Cirino et al state that ENSO is characterized by a fluctuating transition between a neutral phase and two extreme phases, such as El Niño and La Niña [3]. Under the El Niño phase, the eastern and central equatorial Pacific region experiences a deep layer of warm ocean water in contrast to El Niño, the east-central equatorial Pacific experiences a deep layer of colder-than-average water temperatures [4]. Over the tropical Pacific region of 5°S - 5°N and 150°W - 90°W, Sea Surface Temperature anomaly (SSTa) and the index values of each month have been considered [5].

The primary environmental hazard that contributes to food insecurity and poverty is ENSO, which has been altering the climate regime of Eastern Africa by frequently producing drought in recent decades [6]. During the El Niño phase, higher sea surface temperatures warm the atmosphere, increasing convection and rainfall over Eastern Africa [7]. Rainfall variability over Ethiopia is caused by remote teleconnections systems, and ENSO events and other regional systems have an impact on seasonal rainfall performance [8-11].

El Niño ENSO phases are often linked to reduced stream flow in Ethiopia, while La Niña phases are linked to increased stream flow [12,13]. La Niña episodes are more likely to happen in extraordinarily wet years than in severely dry years in Ethiopia, according to 3]. Ethiopia experiences significant seasonal and temporal rainfall variability due to its topography and geographic location [14]. Rainfall can change temporally over time intervals ranging from days to decades, depending on the direction and size of trends spanning regions and seasons [15,16]. The seasonal cycle, quantity, beginning and ending periods, and duration of the growing season are among the spatial variances in rainfall [17]. Furthermore, these spatiotemporal variations in rainfall are caused by the different elevations in the Oromia area of Ethiopia [11,14].
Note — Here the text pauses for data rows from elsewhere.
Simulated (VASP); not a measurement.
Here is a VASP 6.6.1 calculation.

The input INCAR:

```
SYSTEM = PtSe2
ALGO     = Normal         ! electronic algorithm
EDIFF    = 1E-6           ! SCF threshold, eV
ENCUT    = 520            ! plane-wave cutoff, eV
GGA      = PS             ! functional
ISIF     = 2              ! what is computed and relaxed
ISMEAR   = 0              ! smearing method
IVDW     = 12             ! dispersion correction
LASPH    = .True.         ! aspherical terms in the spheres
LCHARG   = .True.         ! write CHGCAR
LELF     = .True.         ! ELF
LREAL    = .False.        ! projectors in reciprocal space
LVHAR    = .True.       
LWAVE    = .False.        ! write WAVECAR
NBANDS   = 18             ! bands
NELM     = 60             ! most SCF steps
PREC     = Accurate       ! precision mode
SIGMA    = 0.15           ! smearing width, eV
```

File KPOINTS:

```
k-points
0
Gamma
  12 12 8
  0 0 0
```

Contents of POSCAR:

Nonetheless, Ethiopia, including the Oromia region, experiences significant interannual and inter-seasonal volatility in its rainfall. The development of a thermal low over South Sudan, the generation and propagation of disturbances over the Mediterranean Sea, sometimes in conjunction with easterly waves, the development of high pressure over the Arabian Sea, the interaction between mid-latitude depressions and tropical systems accompanied by troughs and the subtropical jet, and the sporadic development of the Red Sea convergence zone (RSCZ) are the main rain-bearing systems during the Belg season [8,18]. However, the major rainy season, known as Kiremt (JJAS), spans from June to September. Major systems that produce rain during the Kiremt season include the ITCZ migrating northward, the Arabian and South Sudan thermal low developing and persisting along 20oN latitude, the development of quasi-permanent high pressure systems over the South Atlantic and South Indian Oceans, the formation of a low-level Somali jet that enhances low-level south westerly flow, and the development of tropical easterly jets [8,17].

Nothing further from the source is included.